On the ZF-general mailing list there was a discussion that was occuring about the cost of Zend Studio. I started writing a response but saw that it was getting kind of long so I decided to turn it into a blog posting.
The first question I'll address is that of cost. When you look at what other similarly-featured IDE's cost, we're actually pretty good. Flash Builder 4 is $250 for the standard, $800 for the premium version. Visual Studio is $300. IntelliJ is $599. So, from an Apples-Oranges, throw everyone in the same bucket, IDE comparison, Studio is about where everyone else is, or better, from a pricing perspective.
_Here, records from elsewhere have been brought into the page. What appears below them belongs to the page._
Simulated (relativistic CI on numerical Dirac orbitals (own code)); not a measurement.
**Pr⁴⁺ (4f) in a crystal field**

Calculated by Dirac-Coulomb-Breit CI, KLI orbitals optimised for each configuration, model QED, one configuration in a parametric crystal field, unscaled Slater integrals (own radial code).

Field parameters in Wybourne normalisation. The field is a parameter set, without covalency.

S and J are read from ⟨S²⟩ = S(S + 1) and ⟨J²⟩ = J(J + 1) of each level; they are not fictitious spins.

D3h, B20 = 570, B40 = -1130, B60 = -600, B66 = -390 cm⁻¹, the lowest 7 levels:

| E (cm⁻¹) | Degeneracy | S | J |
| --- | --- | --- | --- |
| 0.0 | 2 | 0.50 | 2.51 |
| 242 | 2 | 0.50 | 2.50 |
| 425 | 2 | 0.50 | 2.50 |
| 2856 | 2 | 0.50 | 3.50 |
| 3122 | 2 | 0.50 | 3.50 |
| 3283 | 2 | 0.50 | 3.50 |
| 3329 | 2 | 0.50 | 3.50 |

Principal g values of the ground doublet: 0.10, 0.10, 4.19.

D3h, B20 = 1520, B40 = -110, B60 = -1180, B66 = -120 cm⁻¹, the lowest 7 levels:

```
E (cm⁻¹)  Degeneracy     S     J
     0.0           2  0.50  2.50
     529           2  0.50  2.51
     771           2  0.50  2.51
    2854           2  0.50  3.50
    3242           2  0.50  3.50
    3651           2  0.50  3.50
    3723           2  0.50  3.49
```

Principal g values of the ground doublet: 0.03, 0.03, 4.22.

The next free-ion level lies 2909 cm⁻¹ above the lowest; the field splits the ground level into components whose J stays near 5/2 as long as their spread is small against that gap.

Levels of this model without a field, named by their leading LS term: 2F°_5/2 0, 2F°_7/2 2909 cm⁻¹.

Concerning the IDE's out there that are in the $100 range. If all you're looking for are things like code completion and debugging, save yer hundred bucks and get PDT, which we provide for free. It will provide most, if not all, of the same functionality in the $100 IDE. You can download that free IDE (PDT) from eclipse.org, which is, if I didn't say it already, is free.
But now let's talk a little bit about what you get in Zend Studio, which is not free.
- Solid refactoring. I had one guy tell me this was the only justification he needed for the cost
- Integrated support for Dojo, JQuery, Prototype and ExtJS.
- Integrated, in-the-IDE, unit testing. In other words, re-run your test by hitting F11
- VMware workstation integration
- Zend Server integration. You NEED to look at Code Tracing.
- Enhanced remote system support. Some of this is there, but there are some cool new features coming
- The best Zend Framework integration/introspection you can get.
- Mylyn support. This is KILLER if you have any level of task/project management, which you should be using.
Then, what I think is the killer; the Eclipse Community. IF there is an IDE tool available it WILL be available for Zend Studio because if an IDE tool is available it WILL be available for Eclipse. Almost no other IDE platform can say that. The Eclipse ecosystem is unparallelled among IDEs. For example, I manage all of my development EC2 instances right from inside Zend Studio because Amazon wrote a plugin for managing EC2 via an IDE. Due to our relationship with Adobe I also use Flash Builder. Flash Builder is built on top of Eclipse. Therefore, my Zend Studio is also Zend Studio/Flash Builder. I hit CTRL-F8 and I'm writing ActionScript. Hit it again and I'm writing PHP. I also have the Android SDK installed so I can run an Android emulator and connect it in with my PHP-based web site for mobile development. Anything that is available as an Eclipse plugin is available for PDT/Zend Studio.
In terms of performance, there were performance problems in 6. 7 was better. 8 (current) actually has pretty decent performance.
Here's the way I think of it. You spend your life in front of an IDE. If there is ANY piece of software where a "commercial version" should be concidered it is your IDE. Zend Studio costs $300. There are 50 working weeks in the year. That comes out to $6 a week. Given an hourly rate of $50 an hour and a 40 hour work week. If Zend Studio saves you 10 minutes of work per week it has paid for itself.
Now what you could do is find all the tools that do what you need them to do and use them. But that means that you need to manage them. When a new version comes out you need to test it against your existing tooling. There might be a problem. In fact, I think the whole discussion occurred because of an incompatibility between Zend Framework and the version of PHPUnit that was being used. That's a great example.